At a recent academic conference held overseas, a colleague received an email from administrators at the university where he studies and works. They knew he was at the conference because the university had paid for his attendance. But the email said that as he had not signed the overseas student register as he was required to do each week, he was absent without leave and in breach of his overseas student visa conditions. The administrators said they were obliged to notify the UK Border Agency.
It is hard for those of us who have not been, and will not be by dint of origin, subject to such demands to imagine the effects of receiving such a threat - not least for a relatively young scholar, making a contribution at a prestigious international meeting, having prepared a paper into which he had invested a great deal of time and effort, and from which his university would no doubt benefit. We doubt very much whether this sort of over-reaction is indeed called for by the UKBA's requirements, but we have no doubt that such overenthusiasm is motivated by fear of what has happened to London Metropolitan University: the devastating withdrawal of its highly trusted sponsor status and thus its capacity to enrol non-European Economic Area students.
At a different university, several colleagues - including British citizens - have received emails from their human resources department demanding (doubtless unlawfully) that they furnish their passports, again purportedly to comply with UKBA regulations. A PhD student, a legal UK resident of non-EEA origin, received an email from the university's international office advising abruptly that her enrolment had been suspended until such time as she presented her passport (something never hitherto asked for) to the bureaucrats - once more supposedly in accordance with UKBA rules. This institutional insensitivity and over-policing is perhaps inevitable given that university administrators are not professional border agents - and given the intimidatory example made of London Met.

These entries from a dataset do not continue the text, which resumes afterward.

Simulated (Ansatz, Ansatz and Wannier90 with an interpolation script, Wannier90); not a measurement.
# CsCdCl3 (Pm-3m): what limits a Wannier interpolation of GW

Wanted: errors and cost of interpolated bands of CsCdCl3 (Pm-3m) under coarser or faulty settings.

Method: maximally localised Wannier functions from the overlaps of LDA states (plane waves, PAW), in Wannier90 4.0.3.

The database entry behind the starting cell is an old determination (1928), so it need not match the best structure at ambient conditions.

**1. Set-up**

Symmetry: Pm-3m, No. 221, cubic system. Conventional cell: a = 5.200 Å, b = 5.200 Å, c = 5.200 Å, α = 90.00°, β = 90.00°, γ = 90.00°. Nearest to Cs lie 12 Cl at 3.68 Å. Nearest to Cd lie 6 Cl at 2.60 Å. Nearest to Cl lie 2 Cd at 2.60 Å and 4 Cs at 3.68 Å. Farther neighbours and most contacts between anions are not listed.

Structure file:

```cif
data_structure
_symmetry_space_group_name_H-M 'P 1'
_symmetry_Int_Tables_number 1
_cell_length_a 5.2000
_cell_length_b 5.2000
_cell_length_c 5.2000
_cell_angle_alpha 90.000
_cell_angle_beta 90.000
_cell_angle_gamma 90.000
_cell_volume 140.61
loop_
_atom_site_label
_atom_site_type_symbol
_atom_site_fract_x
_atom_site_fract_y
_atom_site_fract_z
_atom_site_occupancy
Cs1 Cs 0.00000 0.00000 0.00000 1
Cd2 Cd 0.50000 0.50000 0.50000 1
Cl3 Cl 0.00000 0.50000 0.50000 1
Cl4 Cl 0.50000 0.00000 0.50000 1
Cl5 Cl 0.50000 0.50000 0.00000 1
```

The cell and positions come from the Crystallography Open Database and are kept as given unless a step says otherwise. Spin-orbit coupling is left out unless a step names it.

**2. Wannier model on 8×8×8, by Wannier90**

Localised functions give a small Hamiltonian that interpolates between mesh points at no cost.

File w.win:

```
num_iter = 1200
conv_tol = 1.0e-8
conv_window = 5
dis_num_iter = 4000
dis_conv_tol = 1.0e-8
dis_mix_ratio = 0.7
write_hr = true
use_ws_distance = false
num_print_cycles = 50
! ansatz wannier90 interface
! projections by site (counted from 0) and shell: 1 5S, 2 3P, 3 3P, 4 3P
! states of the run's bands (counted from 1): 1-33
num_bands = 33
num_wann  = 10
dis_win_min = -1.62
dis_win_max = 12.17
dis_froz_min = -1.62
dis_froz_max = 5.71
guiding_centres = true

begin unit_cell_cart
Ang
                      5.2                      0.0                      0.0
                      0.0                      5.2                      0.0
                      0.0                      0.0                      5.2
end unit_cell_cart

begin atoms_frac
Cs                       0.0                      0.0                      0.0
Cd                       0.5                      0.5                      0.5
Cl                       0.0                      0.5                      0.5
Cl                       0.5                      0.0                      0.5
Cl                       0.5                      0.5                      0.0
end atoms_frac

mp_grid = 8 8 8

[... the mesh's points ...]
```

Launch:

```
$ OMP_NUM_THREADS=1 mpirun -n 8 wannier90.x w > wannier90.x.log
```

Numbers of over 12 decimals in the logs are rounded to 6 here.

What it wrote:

Put any group of academics from different institutions in the same room and such stories of intimidation would no doubt be repeated. Higher education is riven by low-level institutional racial harassment. Occasionally, of course, the issue hits the headlines - most recently, and infamously, via the London Met debacle, which collectively punishes legitimate overseas students for the apparent shortcomings of the university administration. Surely we should value international collaboration between academics and students at all levels, and thus condemn the UKBA's narrow and short-term-oriented intervention into UK higher education for setting a dangerous and destructive precedent?
All this occurs, of course, against the backdrop of the abhorrent ideological and administrative targeting of overseas students in the UK as part of the attempt to reduce net immigration in order to pander to the anti-immigration lobby.
The imposition of these policies effectively brands all overseas students as potential immigration fraudsters and requires them to prove their innocence. At the same time it inappropriately positions educational institutions as engaging in bogus operations unless they can prove otherwise.
Checks and approvals for issuing visas are not the proper function of higher education institutions: we must collectively object to the Home Office imposing these roles on universities as a cost-cutting measure and in the context of understaffing at the UKBA. Our universities should stand up to anti-immigration bullying, stop kowtowing to the perceived whims of the UKBA and concentrate instead on the functions of higher education that are their raison d'être.
Institutionalised racism takes many forms: this is one of the more insidious ways in which the UK academy has been drawn on to this terrain. As we (and many others) have previously warned, the Tier 4 issue is only one part of a wider set of checks on academics and students (such as institutions scrutinising UK passports). There is now mounting evidence that black and minority-ethnic UK citizens and those with "foreign-sounding" names are being disproportionately targeted. The surveillance of non-EEA students is being extended to European Union and British citizens, students and staff alike.
The High Court has granted interim relief to protect the position of international students at London Met, and the institution has been granted permission to seek a judicial review. In the meantime, other universities should not opportunistically attempt to "poach" disenfranchised London Met students. The tolerance and collegiality that should underpin the university are being undermined in myriad ways - this is one of them.
We ought to speak out and let our actions speak louder still by refusing to conduct or comply with xenophobic surveillance that is so detrimental to higher education.
The courts may have a lot of work ahead of them.